I have 2500 csv files, all with the same columns and a variable number of observations.
Each file is approximately 3mb (~10000 obs per file).
Ideally, I would like to read all of these in to a single dataframe.
Each file represents a generation and contains info in regard to traits, phenotypes and allele frequencies.
While reading in this data, I am also trying to add an extra column to each read indicating the generation.
I have written the following code:
read_data <- function(ex_files,ex){
df <- NULL
ex <- as.character(ex)
for(n in 1:length(ex_files)){
temp <- read.csv(paste("Experiment ",ex,"/all e",ex," gen",as.character(n),".csv",sep=""))
temp$generation <- n
df <- rbind(df,temp)
}
return(df)
}
ex_files refers to list.length, while ex refers to the experiment number as it was performed in replicate (ie. I have multiple experiments each with 2500 csv files).
I am currently running it (I hope it's written correctly!), however it is taking quite a while (as expected). I'm wondering if there is a quicker way of doing this at all?

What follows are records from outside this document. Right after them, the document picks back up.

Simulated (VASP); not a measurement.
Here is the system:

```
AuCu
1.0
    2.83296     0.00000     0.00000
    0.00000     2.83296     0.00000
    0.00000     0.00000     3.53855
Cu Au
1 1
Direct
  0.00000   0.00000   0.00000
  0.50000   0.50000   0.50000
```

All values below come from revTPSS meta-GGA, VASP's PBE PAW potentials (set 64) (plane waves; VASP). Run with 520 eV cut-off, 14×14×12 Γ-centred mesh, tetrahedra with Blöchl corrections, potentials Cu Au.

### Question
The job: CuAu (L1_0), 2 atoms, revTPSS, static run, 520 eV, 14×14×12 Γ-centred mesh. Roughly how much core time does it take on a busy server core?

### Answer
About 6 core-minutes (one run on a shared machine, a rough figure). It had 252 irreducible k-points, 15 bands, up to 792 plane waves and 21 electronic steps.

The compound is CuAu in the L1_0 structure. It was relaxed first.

CodePudding user response:
It is inefficient to grow objects in a loop. List all the files that you want to read using list.files
and with purrr::map_df
combine them into one dataframe with an additional column called generation
which will give a unique number to each file.
filenames <- list.files(pattern = '\\.csv', full.names = TRUE)
df <- purrr::map_df(filenames, read.csv, .id = 'generation')
head(df)
CodePudding user response:
Try plyr
package
filenames = list.files(pattern = '\\.csv', full.names = TRUE)
df = plyr::ldpy(filenames , data.frame)